Using different initialization or activation functions can significantly reduce the danger of the vanishing/exploding gradients problems at the beginning of training, it doesn’t guarantee that they won’t come back during training.

  • BN is added either before or after applying activation function
  • the operation lets the model learn the optimal scale and mean of each of the layer’s inputs.
  • steps
    • BN zero-centers and normalizes each input
    • then scales and shifts the result using two new parameter vectors per layer
  • if you add a BN layer as the very first layer of your neural network, you do not need to standardize your training set

  • how to make predications
    • During training, BN collects statistics to compute mean and std on the whole dataset.
    • four parameter vectors are learned in each batch-normalized layer: $\gamma$, $\beta$, $\mu$ and $\sigma$
    • $µ$ and $σ$ are estimated during training, but they are used only after training to replace the batch input means and standard deviations
  • hyperparameters
    • momentum: compute moving average of the vector v (mean and std)
    • axis: which axis should be normalized. Default: -1
  • pros
    • makes training less sensitive to weight initialization
    • typically improves the convergence
    • acts as a regularization
  • downside
    • requires more computations
    • but it might be compensated by faster convergence

Gradient Clipping

  • Another popular technique to mitigate the exploding gradients problem is to clip the gradients during backpropagation so that they never exceed some threshold

  • used in RNN (batch normalization is tricky to use in RNNs)

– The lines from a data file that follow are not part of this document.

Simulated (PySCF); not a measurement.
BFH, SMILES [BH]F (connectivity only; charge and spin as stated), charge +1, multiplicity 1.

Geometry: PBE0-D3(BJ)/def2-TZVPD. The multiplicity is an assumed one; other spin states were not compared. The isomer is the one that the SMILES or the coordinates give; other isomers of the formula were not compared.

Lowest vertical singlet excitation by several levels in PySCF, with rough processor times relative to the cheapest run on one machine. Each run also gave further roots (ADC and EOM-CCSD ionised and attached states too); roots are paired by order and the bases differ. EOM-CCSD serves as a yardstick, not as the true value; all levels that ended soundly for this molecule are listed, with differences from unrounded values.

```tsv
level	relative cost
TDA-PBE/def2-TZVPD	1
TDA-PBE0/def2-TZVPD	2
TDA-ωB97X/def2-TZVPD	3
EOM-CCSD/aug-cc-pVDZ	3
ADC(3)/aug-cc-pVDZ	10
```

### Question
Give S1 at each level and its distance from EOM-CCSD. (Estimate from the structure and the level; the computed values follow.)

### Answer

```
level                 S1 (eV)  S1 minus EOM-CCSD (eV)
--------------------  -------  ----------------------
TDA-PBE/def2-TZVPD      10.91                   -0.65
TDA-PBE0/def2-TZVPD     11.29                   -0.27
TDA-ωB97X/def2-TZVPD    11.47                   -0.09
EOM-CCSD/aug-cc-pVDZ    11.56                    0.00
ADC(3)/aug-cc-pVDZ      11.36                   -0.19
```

  • implementation in keras

    • 1
      optimizer = keras.optimizers.SGD(clipvalue=1.0) model.compile(loss="mse", optimizer=optimizer)
      # or use clip norm
    • clipvalue might significantly change the orientation of the gradient

    • clipnorm can keep the orientation and clip the length

Transfer Learning

  • Def
    • find an existing neural network that accomplishes a similar task to the one you are trying to tackle
    • then reuse the lower layers of this network.
  • Benefits
    • speed up training considerably
    • require significantly less training data
  • process
    • replace the output layer
    • the upper hidden layers of the original model are less likely to be as useful as the lower layers
      • the high-level features that are most useful for the new task may differ significantly from the ones that were most useful for the original task.
    • Try freezing all the reused layers first
    • then train your model and see how it performs.
    • Then try unfreezing one or two of the top hidden layers to let backpropagation tweak them and see if performance improves.
  • Notes
    • It is also useful to reduce the learning rate when you unfreeze reused layers
    • this will avoid wrecking their fine-tuned weights

Not enough labeled data

Option 1: unsupervised pretraining

  • If you can gather plenty of unlabeled training data, you can try to use it to train an unsupervised model
  • such as an autoencoder or a generative adversarial network
  • Then you can reuse the lower layers of the autoencoder or the lower layers of the GAN’s discriminator
  • add the output layer for your task on top,
  • fine-tune the final network using supervised learning

Option 2: pretraining on an auxiliary task

  • train a first neural network on an auxiliary task for which you can easily obtain or generate labeled training data
  • then reuse the lower layers of that network for your actual task
  • example
    • task: recognize faces
    • auxiliary task: detect whether or not two different pictures feature the same person
    • Such a network would learn good feature detectors for faces, so reusing its lower layers would allow you to train a good face classifier that uses little training data.

Self-supervised learning

  • when you automatically generate the labels from the data itself, then you train a model on the resulting “labeled” dataset using supervised learning techniques.
  • This approach requires no human labeling

Fast Optimizers

  • Momentum Optimization

    • The next step is determined by both the local gradient and also the previous momentum
  • Nesterov momentum optimization

    • measures the gradient of the cost function not at the local position $θ$ but slightly ahead in the direction of momentum $θ + βm$
  • AdaGrad algorithm

    • could correct the direction earlier to point a bit more toward the global optimum
    • Adaptive learning rate: AdaGrad algorithm decays the learning rate. And it does so faster for steep dimensions than for dimensions with gentler slopes

    • Benefit
      • requires much less tuning of the learning rate hyperparameter
    • drawbacks
      • stops too early when training neural networks
  • RMSProp

    • accumulating only the gradients from the most recent iterations
    • It does so by using exponential decay in the first step
    • This fixes the problem of AdaGrad where it might never converges to the global optimum
    • RMSProp almost always outperforms AdaGrad
  • Adam (adaptive moment estimation)

    • combines the ideas of momentum optimization and RMSProp
    • Adam scales down the parameter updates by the l2 norm of the time-decayed gradients
  • AdaMax

    • use another way to scales down the parameter updates
    • more stable than Adam
      • really depends on the dataset, and in general Adam performs better
  • Nadam optimization

    • Adam optimization plus the Nesterov trick
    • often converge slightly faster than Adam.
  • summary

Learning Rate scheduling

What is learning rate scheduling?

Finding a good learning rate is very important.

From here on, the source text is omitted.